Methane: cows, hydrogen and the future of the Arctic

Written by Maxime Le Floch on 18th Nov 2021

This article is an excerpt from the Good Investment Review October 2021, from Square Mile Research and Good With Money.


While much attention in the climate change and decarbonisation debate has rightly centred on carbon emissions, methane is starting to come into focus and face tighter scrutiny. Methane accounts for 23 per cent of greenhouse gases, the largest contributor to climate change after carbon dioxide.

What are carbon emissions?

Carbon emissions do not just come from carbon dioxide; carbon is an omnipresent molecule that finds partners very easily. Methane, for example, comprises one carbon and four hydrogen molecules and is another critical greenhouse gas to control. While not as abundant, methane has a more potent warming potential if emissions are not kept in check. Here, we look at the source of the problem, suggest some solutions that are commercially available today to arrest growth of this harmful greenhouse gas and limit its contribution to global warming.
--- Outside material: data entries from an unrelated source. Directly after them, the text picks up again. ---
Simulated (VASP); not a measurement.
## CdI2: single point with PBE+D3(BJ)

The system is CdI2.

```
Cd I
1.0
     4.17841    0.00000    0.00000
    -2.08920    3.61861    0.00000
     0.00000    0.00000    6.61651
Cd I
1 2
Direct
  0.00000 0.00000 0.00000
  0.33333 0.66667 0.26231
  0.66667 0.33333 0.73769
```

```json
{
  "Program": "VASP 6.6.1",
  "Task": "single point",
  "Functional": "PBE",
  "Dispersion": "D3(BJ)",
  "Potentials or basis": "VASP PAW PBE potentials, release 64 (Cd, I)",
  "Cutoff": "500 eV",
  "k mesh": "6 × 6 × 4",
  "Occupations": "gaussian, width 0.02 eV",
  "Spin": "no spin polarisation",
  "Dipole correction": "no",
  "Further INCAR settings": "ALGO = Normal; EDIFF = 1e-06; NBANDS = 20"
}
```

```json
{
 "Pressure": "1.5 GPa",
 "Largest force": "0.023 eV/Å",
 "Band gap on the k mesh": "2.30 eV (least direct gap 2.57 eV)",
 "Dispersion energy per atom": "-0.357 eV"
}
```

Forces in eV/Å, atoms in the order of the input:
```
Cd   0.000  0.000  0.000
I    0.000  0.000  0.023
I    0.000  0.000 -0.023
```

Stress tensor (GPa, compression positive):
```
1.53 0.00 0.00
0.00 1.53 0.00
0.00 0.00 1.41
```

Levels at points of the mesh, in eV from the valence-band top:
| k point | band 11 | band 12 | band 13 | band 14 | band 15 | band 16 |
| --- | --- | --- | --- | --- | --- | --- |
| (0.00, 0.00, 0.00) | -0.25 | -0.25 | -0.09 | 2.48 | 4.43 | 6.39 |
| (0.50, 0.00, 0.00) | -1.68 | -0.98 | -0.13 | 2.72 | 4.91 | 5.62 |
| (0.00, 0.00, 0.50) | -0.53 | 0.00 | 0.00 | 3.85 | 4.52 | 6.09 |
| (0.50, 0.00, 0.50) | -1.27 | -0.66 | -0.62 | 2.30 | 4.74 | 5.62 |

Methane emissions: a climate wildcard

While methane (CH4) is not as plentiful as carbon dioxide, it has a very high warming potential. Over a period of 100 years, CH4 has a global warming potential 28 times larger than CO2. Over shorter time frames, this warming potential compounds to much higher levels.

Methane’s natural cycle is heavily influenced by human activity. About 50 per cent of methane derives from human activity. The largest source of anthropogenic methane is agriculture, representing about 20 per cent of emissions, big sources include rice fields and animal farming, particularly enteric fermentation by cows and manure. Fossil fuels are responsible for another 17 per cent while landfills represent 8 per cent.

The thawing of the world’s permafrosts also represents a key threat. Thawing of permafrost leads to decomposition of materials which generate methane.

While this represents a small fraction of emissions currently, global warming could lead to a great increase in emissions. Temperatures in the Arctic region have been increasing at double the global average rate – what scientists call “Arctic amplification”.

Because methane has a short atmospheric life, and the extent of human interference on its natural cycle, rapid action now can quickly reduce atmospheric concentrations.

Why decarbonisation needs a methane strategy

A substantial part of anthropogenic methane emissions come from natural gas production. While it has long been heralded as a transition fuel, recent research has raised doubts about the environmental merits of natural gas due to leakages (known as fugitive emissions) throughout the natural gas supply chain.

Addressing methane matters for three reasons. First, it would be helpful to reduce emissions from gas-fired power plants in the transitionary period whilerenewable sources of electricity are being scaled up.

Second, while renewable sources such as wind and solar will be the dominant sources of electricity in the future, there may still be a need for some gas, combined with carbon capture and storage as back-up capacity.

Third, electrification is unlikely to cover all energy needs. ‘Green’ hydrogen can be produced using renewable energy sources, but some of the required hydrogen will need to be ‘blue hydrogen’, produced using natural gas as a source fuel coupled with carbon capture and storage. Addressing methane leaks would help make blue hydrogen a credible low-carbon solution.

Solutions are ready and need to be scaled up

Methane emissions are not an intractable problem. Technical solutions exist today. Additionally, addressing the issues can make good financial sense; a study from the United Nations identified that just over 50 per cent of available measures have cost benefits – the measures pay for themselves quickly by delivering cost savings.

Detecting and addressing fugitive emissions is critical and solutions such as infrared cameras have become the most widely adopted technology. Satellite imagery is increasingly used to identify problem areas.

Avoiding methane emissions is, of course, the best option when it is technically and economically feasible, for example, by renewable energies displacing fossil fuel- based power generation. Innovations within the waste management sector are diverting more waste away from landfills. However, for existing landfills, reducing fugitive emissions can be achieved with equipment upgrades and capture technologies.

Landfills across the globe are increasingly being equipped with methane capture and purification technology, which enables methane to be used as a renewable natural gas.

The growth in plant-based foods would be an effective way of reducing food’s methane footprint – as well as reducing water, carbon and biodiversity footprints. Additives for animal feed that reduce rumination are also being commercialised. At the same time technology capturing methane from manure to make renewable natural gas is evolving.

Avoiding a methane bubble

Awareness of the need to address methane emissions is gathering momentum. Better understanding of the science, increased scrutiny from stakeholders including investors, regulatory support as well as companies’ acceleration in sustainability targets are all contributing to a favourable backdrop for solutions to the methane challenge, which we expect to lead to attractive growth but also help tackle climate change.